Kentish Express Ashford & District
Rwanda asylum plan ‘not helping to stop crossings’
Refugee charities say government plans to send asylum seekers to Rwanda have done little to deter Channel crossings in small boats.
A total 547 people were picked up in 16 small boats on Sunday and Bank Holiday Monday after an 11-day lull. Some 254 people were detected in seven small boats crossing from France on Sunday and the figure was 293 people in nine small boats on Monday.
There had been no crossings from Wednesday, April 20 to Saturday, April 30, because of rough sea weather.
Charity Care4Calais said that of the 64 asylum seekers it surveyed, 87% had heard of the plan and 75% said “it won’t put them off ” crossing to the UK.
In a tweet, the organisation said: “They have no choice: they’ve fled danger made long, dangerous journeys, and France ‘does not give you security’, as one said.”
A spokesman for the group said: “Refugees have escaped from the worst horrors in this world. When you’re risking your life, what else do you have to lose? When someone explains ‘even death wouldn’t stop me’ trying to get to the UK, it’s clear that even the threat of Rwanda won’t change anything.
Pierre-Henri Dumont, French National Assembly member for Calais, told BBC Radio 4’s The World At One programme there was evidence that UK government plans to process asylum applications in Rwanda was encouraging migrants to attempt the crossing before these measures took effect.
He said: “From what I heard from the migrants, it seems that the news of the new legislation in the UK with Rwanda gives the smugglers the availability of new commercial arguments (to) the migrants to urge them to cross quickly for them not to be sent away because of this new legislation.”
Enver Solomon, chief executive of Refugee Council, said the return of crossings at the weekend showed that “draconian policies enshrined in the Nationality and Borders Bill and their (the government’s) Rwanda deal are doing little to deter desperate people jumping on boats because they do nothing to address the reasons people come”.

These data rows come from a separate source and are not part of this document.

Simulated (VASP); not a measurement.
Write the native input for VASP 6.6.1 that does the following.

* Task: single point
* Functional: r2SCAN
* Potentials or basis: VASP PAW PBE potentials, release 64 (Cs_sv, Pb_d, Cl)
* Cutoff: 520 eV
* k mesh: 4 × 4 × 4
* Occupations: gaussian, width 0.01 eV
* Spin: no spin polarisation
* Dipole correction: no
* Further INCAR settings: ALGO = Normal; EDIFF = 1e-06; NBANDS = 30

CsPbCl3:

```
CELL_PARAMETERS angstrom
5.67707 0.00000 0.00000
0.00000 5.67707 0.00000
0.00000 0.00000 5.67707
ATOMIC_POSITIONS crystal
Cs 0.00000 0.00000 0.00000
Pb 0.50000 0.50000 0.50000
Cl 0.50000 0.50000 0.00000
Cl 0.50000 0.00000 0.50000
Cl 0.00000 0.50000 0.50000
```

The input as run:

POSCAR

He called on the UK to have a “grown-up conversation with France and the EU about sharing responsibility.”
He said: “We need a fair and humane asylum system, with means well thought-out, longterm solutions that address why people are forced from their homes, and provides them with safe routes to the UK.”
Care4Calais renewed its call for the allowance of visa applications for all refugees. The charity said: “The answer to many problems in Calais is to let refugees apply for visas to cross the Channel safely, because now – unless you’re Ukrainian – there’s no safe way for a refugee to get to the UK and claim asylum. That would put people smugglers out of business and save lives.”
Figures up to Monday, monitored by the PA News agency, mean that 7,240 people have crossed the Channel in small boats so far during 2022.
There have been other periods of no crossings, again usually caused by bad weather. The longest so far in 2022 was 16 days, between January 27 and February 11, PA analysis shows.
The trend of asylum seekers using small craft to enter the UK has risen year after year. There were 28,526 people detected arriving on small boats in 2021 compared to 8,466 in 2020, 1,843 in 2019 and 299 in 2018.
The Ministry of Defence took over control of migrant operations in April, when the UK Government also announced controversial plans to send some of those making the cross-Channel journey to Rwanda.
The Government’s Nationality and Borders Bill became law last Thursday. It makes it a criminal offence to knowingly arrive in the UK illegally and includes powers to process asylum seekers overseas.
The Rwanda deal will let that country receive asylum seekers deemed by the UK to be inadmissible, having arrived “illegally” under new immigration rules. Home Secretary Priti Patel described it as a “world-first” agreement.
A government spokesman said: “The rise in dangerous Channel crossings is unacceptable. They are an overt abuse of our immigration laws but also impact on the UK taxpayer, risk lives and our ability to help refugees come to the UK via safe and legal routes.”